In his own words: Vow to cleanse the system of the evils of the past
When Parliament convened yesterday to pay homage to its longest-serving member, speaker after speaker referred to the major speeches that Mr Lee Kuan Yew had made in the House at key moments in the nation’s history. Perhaps the Parliament’s most electrifying presence ever, he pulled no punches and spoke with clarity and conviction on the challenges facing Singapore at various stages of its evolution. Here are edited excerpts from 10 significant speeches he delivered in the House over his 60 years as MP for Tanjong Pagar.
JULY 21, 1959
The People’s Action Party had just swept the 1959 Legislative Assembly General Election, winning 43 out of 51 seats. It was the first time the PAP, which up till then was an opposition party, had come to power. Mr Lee Kuan Yew was 35 years old when he delivered his first speech in the Legislative Assembly as Prime Minister, attacking those who stood against the PAP and even the civil servants opposed to its policy changes. He also assured voters that the PAP stood with the masses and that party leaders remained dedicated to the service of Singapore.

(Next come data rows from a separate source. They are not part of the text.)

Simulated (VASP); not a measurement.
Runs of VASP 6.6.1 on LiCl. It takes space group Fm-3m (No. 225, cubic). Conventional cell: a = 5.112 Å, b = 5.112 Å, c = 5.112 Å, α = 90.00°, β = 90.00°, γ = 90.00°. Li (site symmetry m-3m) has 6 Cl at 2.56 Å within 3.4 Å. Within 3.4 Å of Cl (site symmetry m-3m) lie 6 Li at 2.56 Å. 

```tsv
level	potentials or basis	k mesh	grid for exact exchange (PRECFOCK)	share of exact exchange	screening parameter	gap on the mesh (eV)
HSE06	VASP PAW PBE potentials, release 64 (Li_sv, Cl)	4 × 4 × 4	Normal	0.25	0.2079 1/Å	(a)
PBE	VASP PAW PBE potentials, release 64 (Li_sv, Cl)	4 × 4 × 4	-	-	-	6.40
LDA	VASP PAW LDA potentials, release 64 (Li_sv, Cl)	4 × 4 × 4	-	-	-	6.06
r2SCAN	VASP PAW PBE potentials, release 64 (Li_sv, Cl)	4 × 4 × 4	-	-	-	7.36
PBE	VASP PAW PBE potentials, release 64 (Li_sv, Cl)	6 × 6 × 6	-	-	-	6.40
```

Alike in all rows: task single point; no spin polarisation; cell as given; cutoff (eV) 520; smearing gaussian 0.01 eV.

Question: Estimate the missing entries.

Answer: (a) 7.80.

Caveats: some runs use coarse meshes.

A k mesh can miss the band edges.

“MR SPEAKER, Sir, may I say that the PAP Government had put its cards on the table before it assumed office. We did it over three months of campaigning beginning from the famous day of 15th February at Hong Lim.
It was there the Deputy Prime Minister said things and set off a chain reaction which finally ended with the routing of the rogues and scallywags that used to haunt this Chamber.
We have placed before the people the mandate that we sought of them. We did not try to deceive anyone.
We know exactly what is expected of us because we have made these promises. Unlike the previous government, we gave no hostages to fortune.
Plainly and simply, we took the stand which we knew was necessary and in the interest of the survival of the democratic state in order, first, to cleanse the system of the evils of the past, and to retrieve some of the liberalism, the tolerance which were the good things we should carry into the future.
I tell the Opposition this. They provide us, and I hope they will continue to provide us in the next five years, with that vivid contrast which will throw up the virtues of the PAP into magnificence.
But if we fail, let me tell them that this is not a constitutional position of Tweedledum and Tweedledee, Democrats and Republicans in America, or Tories and Labour in Britain.
If we fail, and we are unable to make the system work, it is not they who are going to come back.
They will be fleeing for their lives, because behind us there is no other alternative which is prepared to work the democratic system.
And therefore, in the last analysis, if we fail, then brute force returns.
I am sure no one in this House nor anyone in the country would want this to happen. And therefore, I say to all those who wish us ill, that if we fail, woe betide them.
But to those who wish us well, I give this message. This is a Government consisting of people who put their ideas, their ideals and the welfare of their people above themselves.
This is a party which has the courage of its convictions, which is prepared to pursue what it believes to be right in the interest of the people without deviating for opportunist reasons.
This will be an era which will light up the dark pages of the history of Singapore, post 1945.
If we succeed, as we intend to, in building a climate not only of national solidarity but a climate in which the ordinary people begin to believe that institutions of government in the country are run by people who are loved and revered because they are working for the mass of the people, then we will have done a service, not only to ourselves, our party and our movement, but we will also have done a service to the democratic socialist movement.
Until the advent of the PAP, no group proclaiming the democratic socialist cause ever struck roots in the mass of the people.
Let me say, Mr Speaker, Sir, judge us not in the next five years by the standards of the British House of Commons and the British Government in Whitehall.
Judge our performance in the context of our objectives and the realities of our situation, and at the end of five years, you will certainly not find us wanting in courage, in skill, and in sincerity.”